How to Compute Square Roots by Hand

Prior to the widespread use of calculators, most people calculated square roots by looking up the values in a table or computing them by hand in a process similar to long division. The technique of calculating square roots by hand is no longer taught in schools, but it is still of interest to the mathematically curious. If you follow the tutorial below, you can hand-compute square roots for numbers of any size to any level of accuracy.

Step 0: Group the digits of the number into pairs, starting from the right side. If the number has an odd number of digits, the first number will be by itself.

computing square root by hand step 0
Step 1: Starting at the left, take the square root of the first group of numbers (may be a one- or two-digit number) and round down to the nearest whole digit if you get a decimal. In this example, the first group of numbers is 9 and its square root is exactly 3. Write this digit above the first group of digits, above the radical bar.

Square the digit, write that number below the first group of digits, and subtract. Bring down the next pair of digits.

computing square root by hand step 1
Step 2: Call the new number at the bottom C and the digit above the radical bar P. You want to find the largest digit N such that (20P+N)N ≤ C. To find a candidate for N, compute C/(20P) and round down to the nearest whole digit. Test your candidate to make sure it is the largest digit that satisfies (20P+N)N ≤ C; you may have to adjust it up or down.

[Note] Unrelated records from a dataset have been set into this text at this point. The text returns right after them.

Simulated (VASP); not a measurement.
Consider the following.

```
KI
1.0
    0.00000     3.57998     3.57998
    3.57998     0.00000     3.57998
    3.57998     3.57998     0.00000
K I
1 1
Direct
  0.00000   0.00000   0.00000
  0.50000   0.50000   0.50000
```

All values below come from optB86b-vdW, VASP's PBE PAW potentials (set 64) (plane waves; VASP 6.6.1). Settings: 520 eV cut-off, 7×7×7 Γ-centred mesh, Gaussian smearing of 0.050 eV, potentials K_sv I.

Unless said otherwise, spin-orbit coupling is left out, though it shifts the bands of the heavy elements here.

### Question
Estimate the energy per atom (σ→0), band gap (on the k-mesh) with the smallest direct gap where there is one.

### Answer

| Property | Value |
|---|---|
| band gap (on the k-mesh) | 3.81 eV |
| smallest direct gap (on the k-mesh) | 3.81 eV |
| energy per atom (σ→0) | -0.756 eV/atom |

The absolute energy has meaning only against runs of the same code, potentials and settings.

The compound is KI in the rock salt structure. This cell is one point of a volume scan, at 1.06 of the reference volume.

Once you find N, write it above the second pair of digits, above the radical bar. Then compute (20P+N)N, write it below C, subtract, and bring down the next pair of digits.

computing square root by hand step 2
Step 3: Repeat the process outlined in Step 2, except this time your value of C is the new number at the bottom (5443 in this example), and your value of P is the new number above the radical bar (30 in this example).

For instance, if C = 5443 and P = 30, you first compute 5443/(30*20), which equals 9 when rounded down. Then you check whether (30*20+9)(9) is less than or equal to 5443. It turns out the answer is no, so you then check 8. Since (30*20+8)(8) is less than 5443, you write 8 above the radical bar.

Evaluating (30*20+8)(8) gives you 4864, and 5443 - 4864 = 579. When you drop down the next two digits, you get 57992.

computing square root by hand step 3
Step 4: Repeat the above process for each pair of digits as you work your way to the right. In each step the values of C and P will get larger, but remember that N must always be a digit (a number between 0 and 9).

computing square root by hand step 4

Step 5: If your original number turns out to be a perfect square, the process will terminate when you get a difference of 0 at the end. In this example, it turns out that 30894² = 954439236 exactly.

If your number is not a perfect square and you want to compute its square root to the nearest tenths or hundredths, you must append several pairs of zeros to the right of the final digit, and continue the process.